The name Durness could be from the Norse Drya-ness meaning Deer Cape or Deer point and has been referred to as an oasis in a barren land, the last resort or the last outpost. It stands slightly proud from the sea with sandy beaches and rocky coves.

Within the parish boundaries can be found evidence of cave dwellings, stone circles, chambered cairns, 8th century Christian settlement, the Vikings, 18th century architecture, the notorious clearances and the Second World war.

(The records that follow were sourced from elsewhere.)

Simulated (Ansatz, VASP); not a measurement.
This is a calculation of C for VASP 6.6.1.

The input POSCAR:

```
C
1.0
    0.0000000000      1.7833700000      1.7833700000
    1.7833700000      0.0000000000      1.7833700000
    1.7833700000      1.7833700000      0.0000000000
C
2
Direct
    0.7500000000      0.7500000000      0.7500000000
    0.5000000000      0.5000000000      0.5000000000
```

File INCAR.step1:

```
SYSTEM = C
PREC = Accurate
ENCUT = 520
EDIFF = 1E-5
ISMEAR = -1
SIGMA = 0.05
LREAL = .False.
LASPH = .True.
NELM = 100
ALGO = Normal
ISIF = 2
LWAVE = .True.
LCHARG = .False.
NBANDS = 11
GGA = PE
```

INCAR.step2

Over 80 townships have made up Durness parish in the past. The village today has several constituents that are identified from the ancient townships. www.durness.org A walking network was designed to take visitors and inform them of the area. The information booklet can be viewed at Durness Walking Network. For its size Durness is an active community with much participation in village events. The small primary school is seen as a central part of the community but as numbers fall to 11 pupils concern is about the future.

“In Durness
The hills are the most
Beautiful thing for miles
And with their snow capped peaks
They stand as proud as 700
Proud men that are winners
And inside their cold shell
A tremendous feeling grows
A happiness that spreads
To every single soul in
The Country of Mackay”

 

Mark McCowan Durness Primary School

Durness village provides 2 grocery shops, a campsite overlooking Sango Bay and sandy beaches at Balnakeil, Sango, Sangobeg and Ceannabeinne. Durness is a remote and scattered crofting township in northwest Sutherland, lies to the northwest of Loch Eriboll and 13 miles (21 km) northeast of Laxford Bridge. A   crofting village spread out along the coast,  Durness is  basically a string of hamlets. The area offers unlimited sea trout fishing opportunities for the visitor as well as a walking network for all abilities.

 

Over 80 townships have made up Durness parish in the past. The village today has several constituents that are identified from the ancient townships. Entering the village from the south is Mackay’s, Rooms and Restaurant a shop and a filling station, a minor road turns off to Balnakeil.

 

Remaining on the A838 through the townships of Durness pass the shops and the area of Sango and Sangomore. Here is the Campsite, restaurant and public bar.  The most obvious feature is Sango Bay a popular and easily accessible beach with three inlets.

www.durness.org

One of the highlights of the year is the Durness Highland Gathering, which takes place at the end of July
www.durnesshighlandgathering.co.uk
Durness sheepdog trials in September and the Cape Wrath Challenge in May. www.capewrathchallenge.co.uk
Durness’ Tourist Information and Visitor Centre is open April-October. The Durness Visitors Centre is set overlooking Sango Bay practically in the centre of the village and about 3oo metres from the village square. The building houses the local service point for the Highland Council, tourist Information and Countryside Ranger. It is staffed by local people and is open for different and various lengths of times of day all year. The displays are informative; including a geological standing stone exhibit out side the centre. This caused local consternation when it first appeared and the spirit was captured by Dottie Mackay in her poem.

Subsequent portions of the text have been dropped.